The 2026 World Cup kicks off on June 11, and the predictions are already louder than the qualifiers ever were. Forty-eight teams, three host countries, the biggest tournament the sport has ever staged. Everyone has a pick. Your group chat has a pick. And the most-quoted pick of all this year comes from a machine.
Opta’s supercomputer ran the whole tournament 10,000 times and came back with a favorite: Spain, at 16.1 percent. That number has been everywhere for the past week. What almost nobody is talking about is how thin that lead actually is, which teams the model quietly rates far lower than you’d expect, and the one big thing I think the simulation is getting wrong.
Let’s get into it.
Here’s a wrinkle that’s genuinely useful if you follow the odds.
On a couple of teams, the model and the betting market flatly disagree. Both Brazil and Portugal are rated noticeably lower by Opta than they’re priced by the bookmakers. That’s a real divergence, and it’s worth understanding what it means rather than just picking a side.

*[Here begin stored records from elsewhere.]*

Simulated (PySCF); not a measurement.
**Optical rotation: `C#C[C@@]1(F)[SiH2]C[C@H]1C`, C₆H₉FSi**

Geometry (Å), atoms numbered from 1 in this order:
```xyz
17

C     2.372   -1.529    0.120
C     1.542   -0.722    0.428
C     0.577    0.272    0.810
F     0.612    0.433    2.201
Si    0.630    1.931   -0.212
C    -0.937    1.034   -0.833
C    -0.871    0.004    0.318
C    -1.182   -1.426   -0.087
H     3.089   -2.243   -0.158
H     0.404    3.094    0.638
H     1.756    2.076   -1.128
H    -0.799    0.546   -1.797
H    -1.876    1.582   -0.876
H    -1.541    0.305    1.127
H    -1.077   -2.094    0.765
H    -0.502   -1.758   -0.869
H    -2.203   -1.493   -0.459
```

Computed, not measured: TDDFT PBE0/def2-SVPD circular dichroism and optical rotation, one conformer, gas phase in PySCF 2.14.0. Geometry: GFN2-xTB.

A model like this works from underlying numbers: how teams have actually performed, match after match, stripped of reputation. A betting market works from those numbers too, but it’s also pricing in public money, brand-name pull, and the simple fact that a lot of people will always back Brazil. When the two disagree, it usually means the market is leaning on history and hype that the data doesn’t fully support. That doesn’t make the model right and the bookies wrong, but it tells you where the “obvious” pick might be softer than it looks. (None of this is betting advice. It’s just an interesting place to point your skepticism.)